Ajit Patowary GUWAHATI, June 11 - The movement to develop Guwahati into an urban area with a municipal body to run its civic affairs completed 166 years today. On June 11, 1852, 113 residents of Guwahati made a plea, through a memorandum, to the then colonial administration of the East India Company for developing Guwahati into a municipal town under the Bengal Act XXV. But, the indolence of the Guwahatians has reached such a state that they are not bothered to remember this historic event, which paved the way for development of Guwahati into a city today, said Mosaddar Hussain. Hussain is a social activist, who is connected with the initiatives to keep the memory of the said historic move alive for the past over one-and-a-half decades.
Photo source: Internet
It needs mention here that following the 1852 plea of the 113 Guwahatians, the first municipality of the NE region was formed in Guwahati with the appointment of three East India Company officers – Captain Rowlat, James Herriot and CK Hudson – in AD 1853. When one of the East India Company officers – James Herriot – retired from this civic body, election was held to elect one local person to the body in 1858. To fill up this post, two persons, Gargaram Borooah of North Guwahati and Munchi Kefayat Ullah of Machkhowa, offered their candidature. Both secured 474 votes each and the East India Company inducted both of them as the members of the civic body.
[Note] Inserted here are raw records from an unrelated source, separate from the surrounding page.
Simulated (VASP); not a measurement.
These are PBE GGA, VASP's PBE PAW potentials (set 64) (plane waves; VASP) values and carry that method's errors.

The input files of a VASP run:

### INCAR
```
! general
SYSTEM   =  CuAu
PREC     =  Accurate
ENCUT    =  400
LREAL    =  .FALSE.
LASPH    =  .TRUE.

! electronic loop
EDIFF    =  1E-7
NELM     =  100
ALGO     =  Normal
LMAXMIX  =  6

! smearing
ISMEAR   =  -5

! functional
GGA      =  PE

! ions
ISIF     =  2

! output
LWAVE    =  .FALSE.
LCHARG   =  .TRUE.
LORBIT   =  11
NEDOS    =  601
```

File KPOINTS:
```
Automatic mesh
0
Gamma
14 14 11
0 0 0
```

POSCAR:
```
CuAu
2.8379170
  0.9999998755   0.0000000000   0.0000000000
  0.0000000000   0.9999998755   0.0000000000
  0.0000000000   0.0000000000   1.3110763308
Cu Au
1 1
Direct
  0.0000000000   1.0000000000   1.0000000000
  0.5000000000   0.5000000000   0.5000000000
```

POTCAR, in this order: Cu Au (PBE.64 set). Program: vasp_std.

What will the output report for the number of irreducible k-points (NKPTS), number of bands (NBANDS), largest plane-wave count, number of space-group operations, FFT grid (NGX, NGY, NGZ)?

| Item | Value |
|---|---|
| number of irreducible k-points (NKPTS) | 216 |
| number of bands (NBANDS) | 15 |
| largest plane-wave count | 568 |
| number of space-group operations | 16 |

Gargaram Borooah was the father of renowned Sanskrit scholar and the first ICS from Assam, Pandit Anundoram Borooah. Both Gargaram Borooah and Kefayat Ullah were district magistrates under the East India Company. Ullah had set up the Machkhowa MV School in AD 1870, which was the second school of Guwahati. It was initially named Kefayat Ullah Sanskrit-Parsi School. Deshabhakta Tarun Ram Phukan, Kamakhyaram Barooah, Sir Syed Sadullah were its alumni.
In 2002, the then Deputy Commissioner of Kamrup AK Absar Hazarika was requested to celebrate the 150 years of the movement. Absar Hazarika responded to the request with a very positive approach and took up the issue with the then State Government Minister Pankaj Bora. But, reportedly, Hazarika failed to receive any encouraging gesture from the Minister.
Hazarika then approached Kumudeswar Hazarika, Amulya Kakati and Mossaddar Hussain with a request to keep on the drive to celebrate the 150 years of Guwahati’s civic movement.
As part of the drive, historian Dipankar Banerjee undertook a venture to publish a compilation of the sketches of the buildings and memorials of Guwahati which have the historical significance. The then Prime Minister of the country Dr Manmohan Singh was requested to release this compilation. According to information, Dr Singh also gave his consent to release it.
Efforts were also made to hold an exhibition of the sketches of some select places of old Guwahati. The Gauhati Artists’ Guild was contacted for the purpose. The Guild displayed much enthusiasm in this respect and undertook a research on the settings of the main areas of Guwahati in the 50-year period from AD 1850 to 1900 and prepared some draft sketches of the locales of these areas during the said period. Artist Aminul Haque drew a beautiful sketch of the bungalow built by Deshabhakta Tarun Ram Phukan at Bharalumukh, keeping the Brahmaputra in its foreground.
But, the entire drive to celebrate the 150th year of the civic movement of Guwahati came to a sudden halt for some unknown reasons.
The Pragjyoti Sanaskritik Samaj, a leading socio-cultural organisation of the city, had been celebrating June 11 every year as the Nagarik Divas since June 11, 2006, highlighting the problems faced by the city and also to generate awareness among its denizens on the heritage structures of their city, among others.
The Samaj had been organising popular lectures, seminars, etc, for the purpose. But, due to the lack of initiative on the part of the people, the Nagarik Divas could not be organised this year, regretted Mossaddar Hussain, one of the main organisers of the Divas.